Recent media reports discussing the Target and Nieman Marcus breaches have indicated that, in both cases, numerous alerts fired as a result of the intrusion activity. In both cases, the alerts were not properly handled, causing the breaches to remain undetected. I'm sure there are many angles in which these reports can be dissected. Rather than play the blame game, I would like to discuss a subject that remains a challenge for our profession as a whole: the signal-to-noise ratio.
Wikipedia defines the signal-to-noise ratio as "a measure used in science and engineering that compares the level of a desired signal to the level of background noise." In other words, the more you have of what you want, and the less you have of what you don't want, the easier it is to measure something. Let's illustrate this concept by imagining a conversation between two people in a noisy cafe. If I record that conversation from the next table, upon playback, it will be very difficult for me to truly understand what was discussed. Conversely, if I record that conversation in a quiet room, it will be much easier to understand what was discussed upon playback. The signal-to-noise ratio in the second scenario is much higher than in the first scenario.
The same concept applies to security operations and incident response. In security operations, true positives are the signal, and false positives are the noise. Consider the case of two different Security Operations Centers (SOCs), SOC A and SOC B. In SOC A, the daily work queue contains approximately 100 reliable, high fidelity, actionable alerts. Each alert is reviewed by an analyst. If incident response is necessary for a given alert, it is performed. In SOC B, the daily work queue contains approximately 100,000 alerts, almost all of which are false positives. Analysts attempt to review the alerts of the highest priority. Because of the large volume of even the highest priority alerts, analysts are not able to successfully review all of the highest priority alerts. Additionally, because of the large number of false positives, SOC B's analysts become desensitized to alerts and do not take them particularly seriously.
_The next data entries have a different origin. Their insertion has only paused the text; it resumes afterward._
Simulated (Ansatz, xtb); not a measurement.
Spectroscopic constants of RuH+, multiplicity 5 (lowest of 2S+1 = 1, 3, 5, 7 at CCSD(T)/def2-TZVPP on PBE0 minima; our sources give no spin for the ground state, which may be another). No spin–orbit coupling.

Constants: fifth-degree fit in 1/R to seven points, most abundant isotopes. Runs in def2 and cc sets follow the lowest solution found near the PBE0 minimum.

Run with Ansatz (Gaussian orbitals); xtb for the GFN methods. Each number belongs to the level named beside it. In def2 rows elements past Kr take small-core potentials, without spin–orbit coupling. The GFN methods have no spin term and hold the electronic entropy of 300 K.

One day, 10 additional alerts relating to payment card stealing malware fire within a few minutes of each other.
In SOC A, where every alert is reviewed by an analyst, where the signal-to-noise ratio is high, and where 10 additional alerts seems like a lot, analysts successfully identify the breach less than 24 hours after it occurs. SOC A's team is able to perform analysis, containment, and remediation within the first 24 hours of the breach. The team is able to stop the bleeding before any payment card data is exfiltrated. Although there has been some damage, it can be controlled. The organization can assess the damage, respond appropriately, and return to normal business operations.
In SOC B, where an extremely small percentage of the alerts are reviewed by an analyst, where the signal-to-noise ratio is low, and where 10 additional alerts doesn't even raise an eyebrow, the breach remains undetected. Months later, SOC B will learn of the breach from a third party. The damage will be extensive, and it will take the organization months or years to fully recover.
Unfortunately, in my experience, there are a lot more SOC B's out there than there are SOC A's. It is relatively straightforward to turn a SOC B into a SOC A, but it does require experienced professionals, organizational will, and focus. How do I know? I've turned SOC B's into SOC A's several times during my career.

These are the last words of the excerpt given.